Wolfers, J. (2006). Did Unilateral Divorce Laws Raise Divorce Rates? A Reconciliation and New Results. American Economic Review, 96(5), 1802-1820.

Examples

>>> from diff_diff.datasets import load_divorce_laws
>>> from diff_diff import CallawaySantAnna, SunAbraham
>>>
>>> divorce = load_divorce_laws()
>>> cs = CallawaySantAnna(control_group="never_treated")
>>> results = cs.fit(
...     divorce,
...     outcome="divorce_rate",
...     unit="state",
...     time="year",
...     first_treat="first_treat"
... )

Example#

from diff_diff.datasets import load_divorce_laws
from diff_diff import CallawaySantAnna

divorce = load_divorce_laws()
cs = CallawaySantAnna(control_group="never_treated")
results = cs.fit(
    divorce,
    outcome="divorce_rate",
    unit="state",
    time="year",
    first_treat="first_treat"
)

load_mpdta#

Minimum wage panel data for training (Callaway & Sant’Anna 2021). Simulated county-level employment data with staggered minimum wage increases (2003–2007), from the R did package.

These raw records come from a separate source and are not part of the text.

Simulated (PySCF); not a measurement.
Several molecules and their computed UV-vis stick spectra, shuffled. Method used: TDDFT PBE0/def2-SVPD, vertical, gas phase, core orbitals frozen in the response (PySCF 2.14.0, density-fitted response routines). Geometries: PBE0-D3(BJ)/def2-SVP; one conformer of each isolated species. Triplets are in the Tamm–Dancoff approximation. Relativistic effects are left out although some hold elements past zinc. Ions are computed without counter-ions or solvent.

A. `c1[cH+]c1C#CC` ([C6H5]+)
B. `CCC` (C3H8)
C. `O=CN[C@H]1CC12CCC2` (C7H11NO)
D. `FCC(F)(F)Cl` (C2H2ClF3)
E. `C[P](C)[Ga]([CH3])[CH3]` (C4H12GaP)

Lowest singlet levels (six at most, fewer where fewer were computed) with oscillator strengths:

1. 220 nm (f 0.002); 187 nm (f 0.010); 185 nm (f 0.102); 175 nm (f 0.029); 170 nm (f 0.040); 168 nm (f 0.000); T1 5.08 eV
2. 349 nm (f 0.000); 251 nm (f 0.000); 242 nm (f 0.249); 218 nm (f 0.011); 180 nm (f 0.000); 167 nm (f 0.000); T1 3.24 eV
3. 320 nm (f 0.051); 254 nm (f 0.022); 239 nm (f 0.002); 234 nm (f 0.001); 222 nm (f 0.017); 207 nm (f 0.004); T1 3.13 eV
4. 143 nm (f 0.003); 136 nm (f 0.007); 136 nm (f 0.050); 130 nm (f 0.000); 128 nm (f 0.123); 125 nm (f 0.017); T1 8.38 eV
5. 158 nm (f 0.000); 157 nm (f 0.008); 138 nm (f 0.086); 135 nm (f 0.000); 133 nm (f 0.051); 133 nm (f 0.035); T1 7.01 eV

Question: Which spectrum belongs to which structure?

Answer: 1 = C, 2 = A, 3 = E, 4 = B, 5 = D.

diff_diff.load_mpdta(force_download=False)[source]#

Load the Minimum Wage Panel Dataset for DiD Analysis (mpdta).

This is a simulated dataset from the R did package that mimics county-level employment data under staggered minimum wage increases. It’s designed specifically for teaching the Callaway-Sant’Anna estimator.

Parameters:

force_download (bool, default=False) – If True, re-download the dataset even if cached.

Returns:

Panel dataset with columns: - countyreal : int - County identifier - year : int - Year (2003-2007) - lpop : float - Log population - lemp : float - Log employment (outcome) - first_treat : int - Year of minimum wage increase (0 = never) - treat : int - 1 if ever treated, 0 otherwise

Return type:

pd.DataFrame

Notes

This dataset is included in the R did package and is commonly used in tutorials demonstrating the Callaway-Sant’Anna estimator.

References

Callaway, B., & Sant’Anna, P. H. (2021). Difference-in-differences with multiple time periods. Journal of Econometrics, 225(2), 200-230.

Examples

>>> from diff_diff.datasets import load_mpdta
>>> from diff_diff import CallawaySantAnna
>>>
>>> mpdta = load_mpdta()
>>> cs = CallawaySantAnna()
>>> results = cs.fit(
...     mpdta,
...     outcome="lemp",
...     unit="countyreal",
...     time="year",
...     first_treat="first_treat"
... )

Example#

from diff_diff.datasets import load_mpdta
from diff_diff import CallawaySantAnna

mpdta = load_mpdta()
cs = CallawaySantAnna()
results = cs.fit(
    mpdta,
    outcome="lemp",
    unit="countyreal",
    time="year",
    first_treat="first_treat"
)

Utility Functions#

load_dataset#

Generic loader that fetches a dataset by name.

diff_diff.load_dataset(name, force_download=False)[source]#

Load a dataset by name.

Parameters:
  • name (str) – Name of the dataset. Use list_datasets() to see available datasets.

  • force_download (bool, default=False) – If True, re-download the dataset even if cached.

Returns:

The requested dataset.

Return type:

pd.DataFrame

Raises:

ValueError – If the dataset name is not recognized.

Examples

>>> from diff_diff.datasets import load_dataset, list_datasets
>>> print(list_datasets())
>>> df = load_dataset("card_krueger")

list_datasets#

List all available datasets with descriptions.

diff_diff.list_datasets()[source]#

List available real-world datasets.

Returns:

Dictionary mapping dataset names to descriptions.

Return type:

dict

Examples

>>> from diff_diff.datasets import list_datasets
>>> for name, desc in list_datasets().items():
...     print(f"{name}: {desc}")

clear_cache#

Remove all cached dataset files from ~/.cache/diff_diff/datasets/.

diff_diff.clear_cache()[source]#

Clear the local dataset cache.

Return type:

None

Listing and Loading Datasets#

from diff_diff.datasets import list_datasets, load_dataset

# See what's available
for name, description in list_datasets().items():
    print(f"{name}: {description}")

# Load by name
df = load_dataset("card_krueger")
print(df.shape)
print(df.columns.tolist())